Gold Deposits associated with Black Smokers


A black smoker and associated white smokers are found at spreading centers in the middle of the ocean.  What the smoke that is produced from one of them is in reality finely divided metal sulfides that are leached from the oceanic crust by seawater percolating through the ocean bottom to a depth of several hundred feet that is heated to a temperature that can exceed 300o C. As the mineral charged hot water is discharged to the open ocean it is suddenly cooled causing the dissolved minerals to precipitate out and form deposits of metals on the ocean floor.

A black smoker at the sea bottom.  The black smoke is caused from finely divided  metal sulfides.


Black smokers are located on a tectonic spreading center where two plates are being forced apart by upwelling of basaltic magma. If the black smoker were on dry land it would be considered a hot spring, but because they are at the bottom of an oceanic trench in waters that exceed 12,000 feet they have earned the name Black Smokers because of the plumes of metal sulfides that emanate from them. There are some of these features that have white plumes of metal carbonates associated with them, and they are known as white smokers.
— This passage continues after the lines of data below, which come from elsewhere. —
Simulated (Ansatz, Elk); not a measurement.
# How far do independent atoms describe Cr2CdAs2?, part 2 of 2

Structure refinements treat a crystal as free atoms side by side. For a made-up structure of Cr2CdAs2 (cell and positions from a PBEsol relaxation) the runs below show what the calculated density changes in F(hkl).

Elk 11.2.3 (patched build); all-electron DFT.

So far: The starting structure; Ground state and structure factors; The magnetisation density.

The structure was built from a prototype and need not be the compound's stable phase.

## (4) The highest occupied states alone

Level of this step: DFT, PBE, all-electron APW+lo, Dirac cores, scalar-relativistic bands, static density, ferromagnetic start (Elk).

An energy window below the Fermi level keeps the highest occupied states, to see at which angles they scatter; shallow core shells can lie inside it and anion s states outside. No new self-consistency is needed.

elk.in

A white smoker producing carbon dioxide gas and metal carbonates.


Most of the metals that come from these hot springs are copper, lead and zinc, but there are also other metals such as gold and silver that are deposited on the seafloor, or are carried away in solution from the site of the black smoker. Aside from the primary metals that are deposited as sulfides at the site there are a number of other secondary metals that are also deposited such as indium, germanium and cadmium.  These models are also produced as byproducts and during the smelting process.

These products are known as Volcanogenic Massive Sulfides (VMS) and are represented in several large deposits in Archean aged rocks. Two notable examples these are found in the Abitibi region of Canada as the Kidd Creek mine to the east of Timmins Ontario, and the Horne mine near Rouyn-Noranda, Quebec. These are VMS deposits that are on 2.6 billion years old that were deposited when the overall temperature of the earth was much higher than it is now.

The open pit portion of the Kidd Mine in Timmins, Ontario.  It is thought by many that the Kidd Mine is an ancient  black smoker.


Although gold is founded on the VMS deposits as a byproduct more often it is mobilized during the process of subduction where it is deposited in separate quartz veins, or other gold traps that are removed from the main VMS deposits. Examples of this can be found in the green belt deposits throughout the world. Even though the mountains are now worn down to their roots in many places these deposits originated as black smokers in the depths of the sea prevail on dry land.

The deposits of black smokers have dotted the surface of the ocean bottom on both sides of the spreading center. As these deposits are moving away from the spreading center they become covered sometimes to great depths with sediments raining down from the surface of the ocean until they eventually are subducted beneath a continental or other oceanic plate where they are recycled to form other types of mineral deposits.

Geologists like to talk about the many different cycles that affect the Earth one of these might just as well be the mineral cycle that occurs as the Earth recycles the different mineral deposits forming new and different deposits of the same mineral.